After Friday’s sublime performance of Handel’s L’Allegro, il Penseroso ed il Moderato at the opening concert of 2013 Lufthansa Festival of Baroque Music, I am puzzled why this ravishing masterpiece doesn’t enjoy wider popularity (although it was performed recently at the London Handel Festival). Perhaps it’s because the work doesn’t have a dramatic plot like Saul or Samson or it doesn’t have grand choral numbers like in the Messiah or Israel in Egypt. Certainly it is a more lyrical work – perhaps more a watercolour than an oil painting – but Handel sets Milton’s text with such sensitiveness and sensuousness, and such imaginative orchestral writing that it is indeed a harmonious marriage of poetry and music. Needless to say, Paul McCreesh, Gabrieli Consort & Players and the four soloists deserve the highest praise in bringing this work to life with such conviction and style.

The work was inspired by Milton’s two 1630s poems about the two contrasting sides of human nature: in “L’Allegro” he explores the merry side and in “Il Penseroso” he explores the thoughtful side. Handel, with the help of his librettists James Harris and Charles Jennens, combined the two poems in the first two parts of his work and treated these two sentiments alternately. Handel’s seemingly limitless invention in expressing these contrasting sentiments is hugely impressive. But Handel, very much the 18th-century man, didn’t want to end with the two emotions in opposition, but wanted a harmonious conclusion to his work. Thus he added a section called “Il Moderato” (temperate man), based on a newly written text by Jennens.

As Paul McCreesh explains in his notes, there is no definitive version of this work, and on this occasion he chose to perform the version used for the first performance. He also preceded it by two movements from Handel’s Concerto Grosso Op. 6 no. 1, as the work has no overture. The soprano Gillian Webster sang the persona of Il Penseroso, and in “L’Allegro”, which is shared by three singers, the soprano part was sung by Laurence Kilsby, a treble (as in Handel’s first performance). The eloquent English tenor Jeremy Ovenden and the young baritone Ashley Riches, who is currently a Jette Parker Young Artist at the Royal Opera, completed the vocal line-up.

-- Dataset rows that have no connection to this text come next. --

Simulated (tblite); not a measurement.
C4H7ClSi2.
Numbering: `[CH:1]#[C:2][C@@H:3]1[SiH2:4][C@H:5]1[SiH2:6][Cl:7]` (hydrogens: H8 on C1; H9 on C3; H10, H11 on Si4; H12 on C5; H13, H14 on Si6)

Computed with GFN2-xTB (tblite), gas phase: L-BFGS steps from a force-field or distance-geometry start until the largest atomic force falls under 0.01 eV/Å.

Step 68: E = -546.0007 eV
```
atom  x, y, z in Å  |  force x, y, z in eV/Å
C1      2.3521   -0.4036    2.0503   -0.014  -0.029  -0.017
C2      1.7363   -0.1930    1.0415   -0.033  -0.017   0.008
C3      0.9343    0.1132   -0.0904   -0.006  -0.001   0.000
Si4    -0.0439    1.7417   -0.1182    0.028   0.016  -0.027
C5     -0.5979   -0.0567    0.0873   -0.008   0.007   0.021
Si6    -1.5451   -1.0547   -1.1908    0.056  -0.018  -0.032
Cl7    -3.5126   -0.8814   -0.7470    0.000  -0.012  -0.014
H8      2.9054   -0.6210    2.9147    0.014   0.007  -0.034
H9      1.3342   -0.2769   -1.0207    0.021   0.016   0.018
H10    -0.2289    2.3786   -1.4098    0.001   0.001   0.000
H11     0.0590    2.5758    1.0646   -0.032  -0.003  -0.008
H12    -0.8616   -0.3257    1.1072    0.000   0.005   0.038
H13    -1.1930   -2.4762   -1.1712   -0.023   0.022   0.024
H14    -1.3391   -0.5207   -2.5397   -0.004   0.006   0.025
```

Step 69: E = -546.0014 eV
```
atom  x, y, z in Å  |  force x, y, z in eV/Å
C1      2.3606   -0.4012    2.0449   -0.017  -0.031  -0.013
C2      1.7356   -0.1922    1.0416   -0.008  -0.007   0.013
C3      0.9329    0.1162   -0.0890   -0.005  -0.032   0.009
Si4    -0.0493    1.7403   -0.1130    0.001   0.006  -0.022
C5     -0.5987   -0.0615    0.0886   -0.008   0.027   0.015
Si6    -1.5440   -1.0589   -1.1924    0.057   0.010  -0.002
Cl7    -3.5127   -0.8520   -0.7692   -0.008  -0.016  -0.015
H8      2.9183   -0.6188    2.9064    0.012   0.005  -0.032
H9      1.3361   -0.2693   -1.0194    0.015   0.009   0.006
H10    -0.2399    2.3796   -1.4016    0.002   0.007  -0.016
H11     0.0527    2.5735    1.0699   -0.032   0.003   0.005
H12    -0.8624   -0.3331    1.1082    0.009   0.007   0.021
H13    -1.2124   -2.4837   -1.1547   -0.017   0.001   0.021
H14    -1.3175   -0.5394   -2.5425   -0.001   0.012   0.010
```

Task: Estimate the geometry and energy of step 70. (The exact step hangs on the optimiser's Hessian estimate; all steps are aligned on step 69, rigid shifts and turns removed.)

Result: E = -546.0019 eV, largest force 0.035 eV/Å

There were so many vocal highlights that it is difficult to choose, but the most exquisitely performed of all was the aria “Sweet bird, that shuns’t the noises of Folly” in Part 1, in which the soprano sings an extensive duet with the nightingale (flute). Gillian Webster and the flautist Katy Bircher (who was positioned in the gallery of St John’s Smith Square) responded to each other with style and grace – it was also nice to see that McCreesh trusted the performers and only conducted when he needed to bring the ensemble together. I was also hugely impressed by the precociously talented Laurence Kilsby, who showed great maturity and expressiveness in his aria “And ever against eating cares” in Part 2. His isn’t the typical ethereal voice of the boy chorister, but is stronger, richer and technically very secure. The jolly tenor/chorus aria “Haste thee, nymph” (Part 1) was sung with appropriate humour by Jeremy Ovenden, and Ashley Riches shone in his recitatives and arias in Part 3, displaying great sensitivity to the text. At the end of the work, the tenor and soprano comes together for the famous duet “As steals the morn”, which was warmly sung with wonderful solo from Katharina Spreckelsen on the oboe. There were also notable obbligato solos from the cello, horn, organ and even a carillon.

At the helm, Paul McCreesh controlled the orchestra and the chorus beautifully and his tempi were perfectly judged throughout. Unlike in his performances of Handel’s dramatic oratorios that I have heard previously, he took a more leisurely approach and didn’t push or drive the music and just let it flow naturally – only injecting energy when the music needed some forward momentum. The orchestral playing was generally excellent, although the violins, while nimble, sounded a little thin at first. The chorus was also outstanding, especially in the closing choral fugue in Part 2.

Perhaps it is because this is such a quintessentially 18th-century work that it is not as popular as some of Handel’s oratorios or odes, but performed with such sensitivity and well-judged sentiment as on this occasion, the work gives us nothing but pure pleasure.